The adult percentage of smokers has disappointingly remained about 20% over the last five years. In response, the FDA released its newest warning labels for cigarette packages. According to the new regulations, at least half of the package must be covered by the warning. Perhaps most striking are the depictions you see below of what prolonged cigarette smoking can bring about. As important as I think it is for consumers to have the most candid information possible about tobacco use, I’m impressed at how graphic they are.
However, R.J. Reynolds and Philip Morris, the nation’s largest cigarette manufactures, have responded with letters to the FDA alleging that the new regulations violate their first amendment rights. The gist of their argument is that, by forcing them to portray these large, graphic depictions, the government is, in essence, forcing them to speak.
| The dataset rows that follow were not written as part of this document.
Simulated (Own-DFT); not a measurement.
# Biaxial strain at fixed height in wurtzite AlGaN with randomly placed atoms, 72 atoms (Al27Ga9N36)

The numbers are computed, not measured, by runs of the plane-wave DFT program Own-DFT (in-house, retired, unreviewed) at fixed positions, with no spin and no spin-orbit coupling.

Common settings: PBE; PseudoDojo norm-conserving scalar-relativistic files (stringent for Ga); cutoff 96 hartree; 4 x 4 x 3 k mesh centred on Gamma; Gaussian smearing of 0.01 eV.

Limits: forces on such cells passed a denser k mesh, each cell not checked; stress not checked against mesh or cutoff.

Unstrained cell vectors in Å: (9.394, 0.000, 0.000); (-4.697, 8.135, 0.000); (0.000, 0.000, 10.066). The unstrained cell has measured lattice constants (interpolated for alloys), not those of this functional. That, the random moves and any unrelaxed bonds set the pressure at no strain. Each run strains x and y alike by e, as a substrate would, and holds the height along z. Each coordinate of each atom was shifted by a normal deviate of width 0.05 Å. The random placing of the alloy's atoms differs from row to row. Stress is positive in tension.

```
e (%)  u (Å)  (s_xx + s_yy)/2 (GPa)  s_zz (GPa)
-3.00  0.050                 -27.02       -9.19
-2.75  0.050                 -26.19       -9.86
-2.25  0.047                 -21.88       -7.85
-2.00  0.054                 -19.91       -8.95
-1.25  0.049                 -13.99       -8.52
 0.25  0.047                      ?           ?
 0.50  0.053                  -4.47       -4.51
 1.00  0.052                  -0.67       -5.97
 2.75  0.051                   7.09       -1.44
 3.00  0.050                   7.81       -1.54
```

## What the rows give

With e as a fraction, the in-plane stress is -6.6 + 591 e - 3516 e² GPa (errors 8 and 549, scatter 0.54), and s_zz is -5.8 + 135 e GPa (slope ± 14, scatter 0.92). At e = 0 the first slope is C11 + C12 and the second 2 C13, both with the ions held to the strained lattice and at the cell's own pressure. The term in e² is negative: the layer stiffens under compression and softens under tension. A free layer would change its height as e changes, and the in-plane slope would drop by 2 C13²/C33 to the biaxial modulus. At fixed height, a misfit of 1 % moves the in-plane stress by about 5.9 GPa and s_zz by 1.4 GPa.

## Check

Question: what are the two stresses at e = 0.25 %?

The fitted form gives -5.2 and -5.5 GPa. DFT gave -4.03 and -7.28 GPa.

Of course, like many constitutional issues, your opinion will largely depend on how you frame the issue. If you frame it as being whether the government can force a private company to display its message on the company’s products, that’s a no-brainer no. If you frame it as being whether the government can require warning labels on a company’s products, well that’s a no-brainer yes. So how do we classify this? Is there a constitutionally meaningful difference between a warning label with no pictures and a warning label with pictures? Is there a constitutionally meaningful difference between a warning label that takes up 10% of a package and one that takes up 50%? Are we going to say that a warning label is constitutional as long as there are no pictures? That seems a bit arbitrary. Are we going to say that a warning label with pictures is constitutional as long as they are not graphic? My reaction to that is that these pictures are doing exactly what the words were intended to do: warn consumers about the dangers of tobacco use. The only difference is these do it much better.
Therefore, I’m inclined then to accept the FDA’s new regulations as well within the commerce clause. This one will be interesting to follow as I suspect a lawsuit may be following.